Here, for the first time, is the story of how America's first national resort gave birth to, then nurtured, its first national sport, introducing the country to a parade of champions and their spectacular supporting characters. To experience this adventure is to see why the Saratoga Race Course, America's oldest major sports facility remains one of its most beloved and most successful. They're Off! is as much a social history as it is sports history. Edward Hotaling opens with a little-known visit by the first famous tourist, George Washington, who tried to buy the place he called "the Saratoga Springs." Soon the pursuit of happiness at our original vacationland helped redefine America. Even at the height of the Civil War, the country's first organized sport was launched on a national scale.

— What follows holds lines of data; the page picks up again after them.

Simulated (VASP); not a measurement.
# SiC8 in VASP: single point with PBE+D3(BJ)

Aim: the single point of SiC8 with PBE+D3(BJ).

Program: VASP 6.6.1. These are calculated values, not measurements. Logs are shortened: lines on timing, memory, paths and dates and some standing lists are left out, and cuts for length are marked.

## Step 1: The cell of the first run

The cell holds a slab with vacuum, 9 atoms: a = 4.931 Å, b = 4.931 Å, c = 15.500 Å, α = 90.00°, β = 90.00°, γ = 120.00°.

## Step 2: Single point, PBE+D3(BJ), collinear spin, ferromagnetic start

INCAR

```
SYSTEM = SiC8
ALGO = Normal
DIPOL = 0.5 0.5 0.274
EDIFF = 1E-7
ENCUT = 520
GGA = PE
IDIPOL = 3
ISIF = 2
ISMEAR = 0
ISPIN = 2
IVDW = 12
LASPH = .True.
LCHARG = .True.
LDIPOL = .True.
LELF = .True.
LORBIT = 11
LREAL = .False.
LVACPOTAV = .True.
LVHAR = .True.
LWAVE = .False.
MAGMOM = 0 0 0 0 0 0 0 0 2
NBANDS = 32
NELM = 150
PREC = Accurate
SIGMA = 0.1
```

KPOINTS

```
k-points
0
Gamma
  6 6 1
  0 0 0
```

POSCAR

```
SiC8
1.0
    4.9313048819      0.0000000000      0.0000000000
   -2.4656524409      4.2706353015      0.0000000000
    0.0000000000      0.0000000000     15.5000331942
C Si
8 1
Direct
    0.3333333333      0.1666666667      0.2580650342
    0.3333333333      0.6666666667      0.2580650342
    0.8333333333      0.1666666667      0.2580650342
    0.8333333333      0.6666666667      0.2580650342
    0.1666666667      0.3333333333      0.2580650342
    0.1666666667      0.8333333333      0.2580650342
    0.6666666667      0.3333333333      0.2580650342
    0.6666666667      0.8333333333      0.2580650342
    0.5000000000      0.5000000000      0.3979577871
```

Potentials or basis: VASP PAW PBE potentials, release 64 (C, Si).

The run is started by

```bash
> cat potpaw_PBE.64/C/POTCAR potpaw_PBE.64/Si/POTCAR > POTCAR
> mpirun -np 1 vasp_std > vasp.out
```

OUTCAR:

The first thoroughbred race in the U.S. was held at Saratoga Springs in 1847, and the first national thoroughbred race took place there during the Civil War, when the upstate New York town began to establish itself as the country's prime resort. Throughout the Gilded Age, Saratoga lured Astors, Vanderbilts, Belmonts and other millionaires and became known for its huge and lavish hotels, its gambling houses and, very incidentally, its restorative waters. Its 42-day season was short, but it still lured the top horses for flat and harness racing and even steeplechasing. Among the great mounts that raced there for the Travers Stakes, begun in 1864, or the Saratoga Cup, started a year later, were Longfellow, probably the best thoroughbred of the 19th century, Man o' War, who suffered his only loss there, Whirlaway and Secretariat. Saratoga's two-legged visitors included presidents and gangsters, writers and movie stars. Television director and scriptwriter Hotaling tells its exciting story well, and the 95 illustrations are worthy of the text. (Aug.)
Built in 1864 as the nation's first horse racing facility, Saratoga (New York) race course is one of the sport's hallowed sites. Each summer, many of the finest thoroughbreds compete there in a setting steeped with history and social splendor. Hotaling, a television writer and producer, uses an extensive array of resources to document the track's history and highlight many of its memorable races, fabled equines, and human stars. Simultaneously, he details the development and social history of Saratoga the resort, historically a magnet for the wealthy and famous. Important inclusions are frequent references to the roles of African Americans and women both on and off the track. There is a vast amount of detail here, supported by an expansive notes and bibliography section. The narrative style makes for fluid reading, and the breadth of material makes the book a useful resource for a number of topics. A solid recommendation for academic and public libraries.-David Van de Streek, Pennsylvania State Univ. Libs., York
As much social history as sports history, this is an account of how America's first national resort, Saratoga Springs, gave birth to and nurtured its first national sport and in the process had significant impact on American cultural life. Fine b&w photographs, etchings, and drawings illustrate the text. Annotation c. Book News, Inc., Portland, OR (booknews.com)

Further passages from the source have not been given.